Wednesday, May 16, 2007

Star Wars Redux & a phenomenology of childhood


Here's another short film idea. It came about because Dan and I were talking about Star Wars and I was trying to abstract the qualities of Episode IV. In other words, what makes Star Wars, Star Wars? This was my solution. It doesn't quite solve the problem but actually I like it.

* * *

We hear the rumble of what sound like B-17s in the distance. A boy runs up to the camera craning his neck toward the sky. We look overhead and see a small group of rocket planes in formation slowly flying into the distance. Fade to black.

It's morning and the boy is running. He passes a man with a strange metal frame attached to his head. There is an eyepiece over one eye. The boy passes another man who appears to have a bloody organ in a clear plastic sack attached to his body. The boy runs into a small school room in a dusty desert-like area with a low horizon. The boy is late to class. The class is watching a projection. We see faces of men who look familiar. We see strange newsreel-like footage. It has a garbled quality. Images of strange aircraft and maps flash by. We do not quite understand them.

Class is over now. The other kids seem to be walking home and no one except the boy seems to notice the thin wisp of smoke in the distance in the scrubby desert. Now the boy is walking toward the smoke. It appears to be a small sputnik-like satellite that has plunged into the ground. He is able to remove a small device from the satellite.

It's night. The boy is looking at the device. It looks like some kind of strange receiver that picks up noisy sounds and images. He spends some time looking at a poster of a rocket ship with a human heart in a plastic bubble. As the sounds of the device fill the room we peer out the window at the night sky.

We now crane down to a young man. It is the boy grown-up. He embraces his mother. Then he walks into a rocket plane. The rocket plane takes off and joins a squadron of other planes flying off into the distance.

THE END

Notes:

I've suggested to Dan that Ep IV is qualitatively different from the other Star Wars films. One of the things that makes it unique is its sense of adolescent longing and the feeling of being trapped in the middle of nowhere and that something is happening far, far away. Like there are rumbles of wars in the distance and only in tiny filtered ways does news about what's happening reach us. So this story is about what it's like to be a child. Adults try to keep information away from you, yet you know something is happening yet you don't know what. And it seems simultaneously wonderful yet frightening. And it seems very American... to have news of faraway wars carried through the airwaves. For me it was Vietnam. For today's kids it's Iraq. And fighting a war is less about immediate violence than he effects of war. Casualties. Strange programs like Victory Gardens that seem hopelessly removed from the cause yet enable you to "do your part" (or support the troops).

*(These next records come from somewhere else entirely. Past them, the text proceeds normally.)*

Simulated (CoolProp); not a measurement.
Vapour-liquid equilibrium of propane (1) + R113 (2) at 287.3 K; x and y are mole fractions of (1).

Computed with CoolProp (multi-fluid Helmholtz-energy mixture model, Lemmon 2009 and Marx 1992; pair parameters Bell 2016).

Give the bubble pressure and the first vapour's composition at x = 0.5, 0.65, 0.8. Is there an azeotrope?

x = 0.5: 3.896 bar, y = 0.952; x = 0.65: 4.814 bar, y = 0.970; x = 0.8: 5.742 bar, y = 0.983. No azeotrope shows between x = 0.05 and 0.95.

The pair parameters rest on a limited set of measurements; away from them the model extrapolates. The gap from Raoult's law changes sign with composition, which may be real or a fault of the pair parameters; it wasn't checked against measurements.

In the beginning we see these gruesome figures, perhaps injured in the faraway war. The idea comes from the beginning of Chariots of Fire. At the beginning we see images of men injured in WWI. They're more window-dressing than anything else. They never appear again.

Then the classroom images. These are like newsreels, like propaganda. But you're not sure what they're about, like when I was a kid watching cartoons that were leftover from WWII. You'd see cartoon people with flashlights saying, "lights out" and you'd have no idea what they were talking about. Or you'd watch out-of-context cartoons that showed Bugs Bunny talking to an audience in a theater. Or you'd see cartoons that adults thought would make it easier to understand difficult concepts. But anthropomorphizing everything just made it all seem weirder. It's about the way adults tell you about forbidden topics like child molesters. Parents try to tell you the specifics of what to do (don't talk to strangers) in order to avoid talking about the larger issue of pedophilia. So you have these weird decontextualized rules that evoke something larger and forbidden.

The satellite comes right out of Star Wars of course. It is the event that intrudes on the hero and promises to change his life. The radio receiver idea is the Princess Leia videotape, a secret message. Give it the "me" treatment and now we have a static-y noisy radio-like device.

The poster on the wall is about the way children don't understand metaphors. I was at the shooting range once with my friend and his father shooting 22s. There was a poster that said "Guns and alcohol don't mix." I always wondered what would happen if you DID mix the two together: would you get some kind of explosion? Years later I realized that the statement wasn't meant to be literal. So we wonder about the rocket poster. Is the rocket really a rocket with a heart in it? Or is it some kind of metaphor? And there's some kind of slogan. Like "a slip of the lip sinks a ship." That's one I heard as a kid and I had no idea what it meant.

I call this ending the "Gattaca" ending because it's similar in tone. There are a lot of other possible endings. In the Star Wars ending, we actually see our hero defeat the enemy. In the Republicans-are-evil ending we find out that there's no war—it's just a scheme to keep the public under control. In the Democrats-are-evil ending, the war comes to us and destroys the schoolhouse. In the Explorers ending, we discover that the spaceships were really just garbage scows... a really disappointing ending. In the "telephone game/conspiracy" ending we discover that there was no war; we just pieced that idea together. In fact, those rocket ships were just going on routine flights.